By: Pascual Serrano
2008-01-10 | 11:49:09 EST
After seventeen months since the Cuban President Fidel Castro stepped down for health reasons, people in Spain are wondering what the situation in Cuba is now; few believe that normality and institutional order reign. This does not mean that what happened —or did not happen— on the island has been something accidental or surprising; rather, it is an example of the ignorance and disinformation that the international community suffers from concerning Cuba.
For decades we have been hearing about the imminent collapse of Cuban socialism, about a popular rising against its rulers and unbearable mass desperation. However, since his illness forced Fidel Castro to delegate his responsibilities as head of state, government officials have functioned normally, the parliament has met regularly, in October two rounds of local elections took place without incident and virtually without abstention, and on January 20 legislative elections will be held.

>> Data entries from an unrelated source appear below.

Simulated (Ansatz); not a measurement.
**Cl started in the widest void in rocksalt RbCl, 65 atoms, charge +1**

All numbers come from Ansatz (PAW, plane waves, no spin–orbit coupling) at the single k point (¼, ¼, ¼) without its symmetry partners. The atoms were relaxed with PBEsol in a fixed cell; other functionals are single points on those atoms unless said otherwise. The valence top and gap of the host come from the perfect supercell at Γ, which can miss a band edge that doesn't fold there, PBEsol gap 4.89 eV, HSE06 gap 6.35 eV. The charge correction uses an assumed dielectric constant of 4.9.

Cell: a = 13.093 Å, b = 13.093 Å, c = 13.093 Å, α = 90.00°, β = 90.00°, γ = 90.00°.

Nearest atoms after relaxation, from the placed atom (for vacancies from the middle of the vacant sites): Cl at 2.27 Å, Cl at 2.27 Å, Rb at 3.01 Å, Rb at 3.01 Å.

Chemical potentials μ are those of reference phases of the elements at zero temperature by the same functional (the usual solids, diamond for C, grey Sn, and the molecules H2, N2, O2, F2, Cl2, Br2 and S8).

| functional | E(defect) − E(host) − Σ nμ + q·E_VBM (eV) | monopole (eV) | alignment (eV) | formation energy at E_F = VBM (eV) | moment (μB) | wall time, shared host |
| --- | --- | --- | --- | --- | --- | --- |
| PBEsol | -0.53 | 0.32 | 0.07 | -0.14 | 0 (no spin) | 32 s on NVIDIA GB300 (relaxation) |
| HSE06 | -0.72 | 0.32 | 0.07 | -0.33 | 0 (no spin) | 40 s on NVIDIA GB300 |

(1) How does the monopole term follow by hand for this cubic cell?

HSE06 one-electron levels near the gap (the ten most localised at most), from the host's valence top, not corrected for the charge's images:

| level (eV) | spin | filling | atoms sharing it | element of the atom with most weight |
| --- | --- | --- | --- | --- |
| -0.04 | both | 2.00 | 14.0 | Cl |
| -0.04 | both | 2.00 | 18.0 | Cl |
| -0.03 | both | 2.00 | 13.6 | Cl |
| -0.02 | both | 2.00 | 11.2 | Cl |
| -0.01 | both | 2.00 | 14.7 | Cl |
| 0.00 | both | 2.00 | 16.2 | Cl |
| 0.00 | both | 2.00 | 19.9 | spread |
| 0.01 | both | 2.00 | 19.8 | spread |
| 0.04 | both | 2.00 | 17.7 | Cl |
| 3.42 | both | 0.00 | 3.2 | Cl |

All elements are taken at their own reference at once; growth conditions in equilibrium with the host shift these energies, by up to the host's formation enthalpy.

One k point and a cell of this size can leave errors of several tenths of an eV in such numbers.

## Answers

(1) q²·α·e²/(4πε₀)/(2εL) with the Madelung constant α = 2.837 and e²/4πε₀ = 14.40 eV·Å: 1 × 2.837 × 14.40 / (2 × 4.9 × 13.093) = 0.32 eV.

On the other hand, in nearby Belgium —with the corporate media and analysts commenting little— the country has been without a government for months, and continues to rely on an interim administration.
In Cuba, none of the prophetic forecasts of destabilization, boatpeople crises or demonstrations on the Malecón came to pass. The obsession of some people to present a country as one without institutions has been so demented that they have ended taking the issue of whether Fidel Castro is or is not the head of state to the Spanish Supreme Court. This an act of absurd and arrogant interference can only serve to awaken understandable indignation on the other side of the Atlantic.
Cuba has witnessed impeccable institutional government. Its president delegated his responsibilities for health reasons. He has reserved himself to playing the role of temporary adviser to the degree his illness allows him. He has been substituted by First Vice-president Raúl Castro, around whom are drawn the highest-ranking government officials. On January 20 there will be parliamentary elections, in which it is known that Fidel will be a candidate, which indicates that he is interested in maintaining a role in Cuban politics – as this could be no other way. Meanwhile, thousands of community and workplace meetings have been held across the island to discuss and debate peoples’ concrete problems; these generated almost two million proposals that will be addressed by those responsible. At the end of December, ten working commissions of the parliament analyzed and debated the main economic and budgetary issues facing the country. Critical topics such as the production and distribution of food, labor efficiency, productivity and discipline, and the energy situation were approached —without Fidel Castro’s presence— in another example of political normality.
While some continue with their Cuban destabilization fantasies, the country has been able to produce half of the oil that it consumes – its historical economic nightmare. Its commercial relationship with the region is unprecedented: as demonstrated though its involvement in PetroCaribe, ALBA, international educational and healthcare missions, bilateral agreements with numerous countries, etc. In foreign policy, its annual claim against the blockade by the United States has reached the greatest support in the history of UN General Assembly votes.
Cuba has been the country most victimized by lies and deceit. They say that there is repression though no one has ever seen the police charging against demonstrators; many in the opposition live better than government ministers; it is alleged that Internet is forbidden, though it is used at no cost by free by students, teachers, doctors, journalists... While they accuse the country of being governed by a few communist dinosaurs, its senior diplomat is 44 years old; and while they say that there are no elections, people vote voluntarily, through a vote secret ballot and with a turnout of 96 percent.
Of course Cuba has many problems, uncertainties and needs for change. These relate principally to housing, transportation and the improvement of food production for the public. However, these are problems that have already been shown to be more easily solved though socialism than under capitalism. With housing, the solution is to build; while in Spain the market fails to solve this problem even though two million houses stand empty. Transportation is easier for Havana to solve; it can institute a good network of buses or trams, despite these having collapsed in market economies in cities such as Caracas or Mexico City. With food, the challenge is to begin to farm half of the country’s arable land that today lies fallow. It is true that there are also problems of inefficiency and graft, but in Cuba no one pockets millions of dollars by rezoning land, as is committed in Spain. No government minister spends 150,000 Euros on trips in private airplanes nor 183,000 on «protocol,» as did Eduardo Zaplana (as revealed by journalist Alfredo Grimaldos in his last book). To convince citizens to work efficiently in the socialist system is not easy. Under capitalism it is sufficient to confront people with starvation to motivate them to work. One of the challenges facing Cuba is to find incentive mechanisms that do not generate insulting and intolerable inequalities. That discussion has not been avoided; Raúl Castro approached it clearly in his speech this past July 26.
Those who are obsessed with overthrowing Cuban socialism and beginning the looting made a mistake over the decades by planning for Castro's absence, and they have made another mistake now since nature has distanced him from government affairs. There are so many the lies about Cuba that even the liars have begun to believe there own. The upshot is that they clearly understand nothing.